Search code examples
luadockerfilecudnn

Error when running torch prediction model on GPU


I have been trying to use a specific pretrained machine learning model for captioning pictures. I have been using https://github.com/unnonouno/densecap .

It comes with a Dockerfile setting up a whole cuda/torch/cudnn environement.
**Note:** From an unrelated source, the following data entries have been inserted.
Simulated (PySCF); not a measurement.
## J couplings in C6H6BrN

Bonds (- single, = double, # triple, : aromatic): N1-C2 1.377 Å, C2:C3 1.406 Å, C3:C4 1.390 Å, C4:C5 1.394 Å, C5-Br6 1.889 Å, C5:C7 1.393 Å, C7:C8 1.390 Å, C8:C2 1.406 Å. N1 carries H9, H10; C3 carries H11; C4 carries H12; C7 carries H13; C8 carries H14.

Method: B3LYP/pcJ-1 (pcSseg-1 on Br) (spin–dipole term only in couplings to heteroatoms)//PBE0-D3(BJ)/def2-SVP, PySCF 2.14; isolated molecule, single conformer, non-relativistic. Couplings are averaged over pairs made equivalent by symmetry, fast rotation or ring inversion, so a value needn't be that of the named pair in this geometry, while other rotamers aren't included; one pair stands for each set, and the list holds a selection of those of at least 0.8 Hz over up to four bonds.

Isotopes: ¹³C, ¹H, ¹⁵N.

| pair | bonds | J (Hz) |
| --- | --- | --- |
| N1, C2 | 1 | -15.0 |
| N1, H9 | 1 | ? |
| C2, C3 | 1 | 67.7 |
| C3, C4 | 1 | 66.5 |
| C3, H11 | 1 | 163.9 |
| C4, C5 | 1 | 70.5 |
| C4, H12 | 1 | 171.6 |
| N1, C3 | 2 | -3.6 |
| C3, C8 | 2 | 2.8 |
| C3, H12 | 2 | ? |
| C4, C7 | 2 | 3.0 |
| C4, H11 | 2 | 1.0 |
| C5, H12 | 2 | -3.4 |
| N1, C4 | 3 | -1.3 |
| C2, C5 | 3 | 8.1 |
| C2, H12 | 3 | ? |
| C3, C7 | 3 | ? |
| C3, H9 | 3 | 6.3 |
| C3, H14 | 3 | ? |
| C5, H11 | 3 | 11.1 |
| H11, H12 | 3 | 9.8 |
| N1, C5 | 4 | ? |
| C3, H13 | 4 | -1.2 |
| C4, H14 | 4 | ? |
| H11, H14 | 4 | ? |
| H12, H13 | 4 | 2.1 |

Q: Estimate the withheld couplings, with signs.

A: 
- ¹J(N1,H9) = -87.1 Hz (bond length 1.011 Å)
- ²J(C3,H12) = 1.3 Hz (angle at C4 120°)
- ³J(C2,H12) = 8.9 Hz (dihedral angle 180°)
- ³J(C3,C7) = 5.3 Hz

Predictions on a new picture are made by running the run_model.lua script. It does work when running it on the CPU by passing -gpu -1 but not when removing the arguement and running it on the GPU. I get the following error in that case:

THCudaCheck FAIL file=/tmp/luarocks_cutorch-scm-1-8398/cutorch/lib/THC/THCGeneral.c line=70 error=35 : CUDA driver version is insufficient for CUDA runtime version
/root/torch/install/bin/luajit: 
/root/torch/install/share/lua/5.1/trepl/init.lua:389: loop or previous error loading module 'cutorch'
stack traceback:
    [C]: in function 'error'
    /root/torch/install/share/lua/5.1/trepl/init.lua:389: in function 'require'
    ./densecap/utils.lua:26: in function 'setup_gpus'
    run_model.lua:145: in main chunk
    [C]: in function 'dofile'
    /root/torch/install/lib/luarocks/rocks/trepl/scm-1/bin/th:150: in main chunk
    [C]: at 0x00406670

I have tried different things such as reinstalling cudnn by runnign luarocks install cudnn or downgrading from cudnn5 to cudnn4 without any success.


Solution

  • The issue appears to be with your CUDA driver:

    CUDA driver version is insufficient for CUDA runtime version

    Take a look at similar discussions here.

    No need to change your cuDNN version. You just need to rectify your CUDA driver/toolkit compatibility.